Borat, when supposedly speaking in Kazakh with his partner throughout the film, was actually speaking fluent Hebrew.
Borat's "Kazakh" Was Actually Hebrew the Whole Time
When Sacha Baron Cohen's Borat: Cultural Learnings of America for Make Benefit Glorious Nation of Kazakhstan hit theaters in 2006, audiences assumed the gibberish-sounding language was some approximation of Kazakh. They were completely wrong.
Cohen, who is Jewish and speaks fluent Hebrew, was speaking his native tongue the entire time. His co-star Ken Davitian (who played Azamat) responded in Armenian. Two guys pretending to be from Kazakhstan, speaking Middle Eastern languages to each other, and nobody noticed.
The Ultimate Linguistic Troll
This wasn't laziness—it was deliberate comedy genius. Cohen knew that Western audiences couldn't distinguish between Central Asian languages anyway, so why bother learning Kazakh? Hebrew worked perfectly for the absurdist tone he was going for.
The few Hebrew speakers in theaters had a completely different experience watching the film. While everyone else heard "foreign movie gibberish," they caught every word of Cohen casually discussing mundane topics or occasionally saying things that had nothing to do with the subtitles on screen.
Kazakhstan's Confused Response
The Kazakh government initially banned the film and condemned it as offensive to their national image. Officials were furious about the portrayal of their country as backward and primitive.
But here's the twist: they eventually realized the movie was fantastic advertising. Tourism to Kazakhstan increased by 10 times after the film's release. By 2012, the country's foreign minister actually thanked Cohen for the publicity boost.

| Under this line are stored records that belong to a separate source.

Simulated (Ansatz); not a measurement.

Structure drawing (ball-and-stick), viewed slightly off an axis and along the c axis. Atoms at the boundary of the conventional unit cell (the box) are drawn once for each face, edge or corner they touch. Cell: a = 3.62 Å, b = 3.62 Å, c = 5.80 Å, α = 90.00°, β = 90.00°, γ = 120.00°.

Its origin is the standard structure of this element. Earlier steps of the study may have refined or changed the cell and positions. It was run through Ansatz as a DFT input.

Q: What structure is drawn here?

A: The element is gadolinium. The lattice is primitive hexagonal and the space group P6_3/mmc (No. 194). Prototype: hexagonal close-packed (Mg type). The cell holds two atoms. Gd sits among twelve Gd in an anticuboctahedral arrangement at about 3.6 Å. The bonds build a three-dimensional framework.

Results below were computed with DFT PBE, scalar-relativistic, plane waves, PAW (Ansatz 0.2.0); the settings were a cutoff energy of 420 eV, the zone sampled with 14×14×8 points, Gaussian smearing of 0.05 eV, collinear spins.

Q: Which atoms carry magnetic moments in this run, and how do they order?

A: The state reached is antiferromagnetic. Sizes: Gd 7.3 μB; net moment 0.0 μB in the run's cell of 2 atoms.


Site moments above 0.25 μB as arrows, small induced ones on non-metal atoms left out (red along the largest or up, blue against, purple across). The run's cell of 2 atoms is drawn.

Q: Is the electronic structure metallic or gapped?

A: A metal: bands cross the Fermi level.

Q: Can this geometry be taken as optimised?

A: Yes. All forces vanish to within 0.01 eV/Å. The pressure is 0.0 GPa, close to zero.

The government even adopted "Very Nice!" as an official tourism slogan in 2020, fully embracing the Borat phenomenon they once despised.
Why Hebrew?
Cohen grew up in a Jewish family in London and spent time on a kibbutz in Israel during his youth. Hebrew is essentially his second language. When creating Borat's voice and mannerisms, defaulting to Hebrew was natural—and hilarious for anyone in on the joke.
It also added another layer to Cohen's satirical commentary. Here was a character embodying antisemitic stereotypes and casual bigotry, being performed by a Jewish actor literally speaking Hebrew. The irony was intentional.
A Pattern of Linguistic Chaos
This wasn't Cohen's only language fake-out:
- In The Dictator, his character Admiral General Aladeen speaks a mix of Hebrew and made-up words
- Bruno featured similarly improvised "Austrian German" that native speakers found baffling
- Ali G's slang was an exaggerated mishmash that confused both British and American audiences
Cohen has built a career on making people uncomfortable while they're too confused to realize exactly how they're being mocked. The Hebrew-as-Kazakh trick was just the most successful example.
Fifteen years later, most people still don't know that Borat was speaking a real language—one with millions of speakers who found the whole thing absolutely hilarious.